“Just Deserts: Debating Free Will” by Daniel Dennett and Gregg Caruso

by Ed Gibney

Just Deserts is a surprisingly slim book, only 206 pages long, which could almost be a chapter for one of its authors, let alone a full book from two. It has a whimsical title that hints it might simply be the sweet ending of a multi-course meal cooked up and eaten elsewhere. But don’t be fooled! Just Deserts holds a titanic discussion concerning two huge cracks in the foundations of human thought. The first is the stated crack about the well-known problems of free will, moral responsibility, and social justice. The second crack is an unstated one that only reveals itself in a meta consideration of the styles of the two authors. That shows us there’s a very deep question underneath it all concerning how we should even do philosophy to properly think about these topics.

I’ll return to that second crack once we’ve explored the first one. But why do that at all? Does free will matter to anyone but a couple of bickering philosophers? Of course it does! Sam Harris noted in his recent Final Thoughts on Free Will that this topic “touches nearly everything we care about: morality, law, politics, religion, public policy, intimate relationships, and feelings of guilt and personal accomplishment. … In fact, the Supreme Court of the United States has worried about this and called free will a ‘universal and persistent foundation for a system of law’ and has said that determinism is ‘inconsistent with the underlying precepts of our criminal justice system.’ So, this idea of free will seems to be doing a lot of work in the world.”

Indeed it does! But do we actually have it?

Guiding us through this question are Dan Dennett and Gregg Caruso. Just Deserts grew out of their widely read Aeon article from 2018, which Dan and Gregg have now revised and greatly expanded into 107 individual exchanges grouped into three main parts and a dozen subsections. Lucky us. These are two of the top philosophers in the world on this subject. They speak without jargon wherever possible. They display an incredible command over the academic literature in the field, yet somehow manage not to assume us readers know any of it. They don’t duck or back down from direct questions. They are witty, respectful, and well acquainted with one another’s work. And they write informally and at times emotionally with one another. It produces a literally page-turning experience, like an epistolary novel, where I couldn’t stop myself at times from flipping ahead to see how one or the other would react to what was being said.

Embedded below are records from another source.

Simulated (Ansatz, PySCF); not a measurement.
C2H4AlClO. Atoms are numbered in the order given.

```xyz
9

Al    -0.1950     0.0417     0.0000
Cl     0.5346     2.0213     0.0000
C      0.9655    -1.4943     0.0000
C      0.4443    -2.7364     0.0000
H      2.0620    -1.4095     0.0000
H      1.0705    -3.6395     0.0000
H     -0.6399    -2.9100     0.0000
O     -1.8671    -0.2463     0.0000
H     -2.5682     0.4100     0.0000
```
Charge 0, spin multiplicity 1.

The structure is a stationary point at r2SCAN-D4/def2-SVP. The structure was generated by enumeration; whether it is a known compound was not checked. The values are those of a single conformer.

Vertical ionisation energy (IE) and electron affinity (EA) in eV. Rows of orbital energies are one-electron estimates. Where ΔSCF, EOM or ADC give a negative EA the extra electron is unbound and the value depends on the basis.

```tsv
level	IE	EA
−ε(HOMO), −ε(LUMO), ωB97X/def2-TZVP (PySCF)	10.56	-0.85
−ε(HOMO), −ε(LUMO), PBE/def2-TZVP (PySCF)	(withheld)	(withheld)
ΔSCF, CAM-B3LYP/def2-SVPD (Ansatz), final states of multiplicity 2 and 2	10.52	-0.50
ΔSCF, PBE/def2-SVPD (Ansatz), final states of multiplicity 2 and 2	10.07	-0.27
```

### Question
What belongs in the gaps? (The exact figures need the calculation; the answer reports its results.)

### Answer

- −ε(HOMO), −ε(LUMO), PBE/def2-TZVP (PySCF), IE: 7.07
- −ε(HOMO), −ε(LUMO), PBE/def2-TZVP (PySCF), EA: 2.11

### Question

Sadly, their mutual understanding gets strained near the end of the book as the two sides struggle to reconcile their positions with one another. What’s the big fight? To sharpen that up, we first need to know the many, many things that Gregg and Dan agree upon. Both are naturalists (JD p.171) who see no supernatural interference in the workings of the world. That leaves both men accepting general determinism in the universe (JD p.33), which simply means all events and behaviours have prior causes. Therefore, the libertarian version of free will is out. Any hope that humans can generate an uncaused action is deemed a “non-starter” by Gregg (JD p.41) and “panicky metaphysics” by Dan (JD p.53). Nonetheless, both agree that “determinism does not prevent you from making choices” (JD p.36), and some of those choices are hotly debated because of “the importance of morality” (JD p.104). Laws are written to define which choices are criminal offenses. But both acknowledge that “criminal behaviour is often the result of social determinants” (JD p.110) and “among human beings, many are extremely unlucky in their initial circumstances, to say nothing of the plights that befall them later in life” (JD p.111). Therefore “our current system of punishment is obscenely cruel and unjust” (JD p.113), and both share “concern for social justice and attention to the well-being of criminals” (JD p.131).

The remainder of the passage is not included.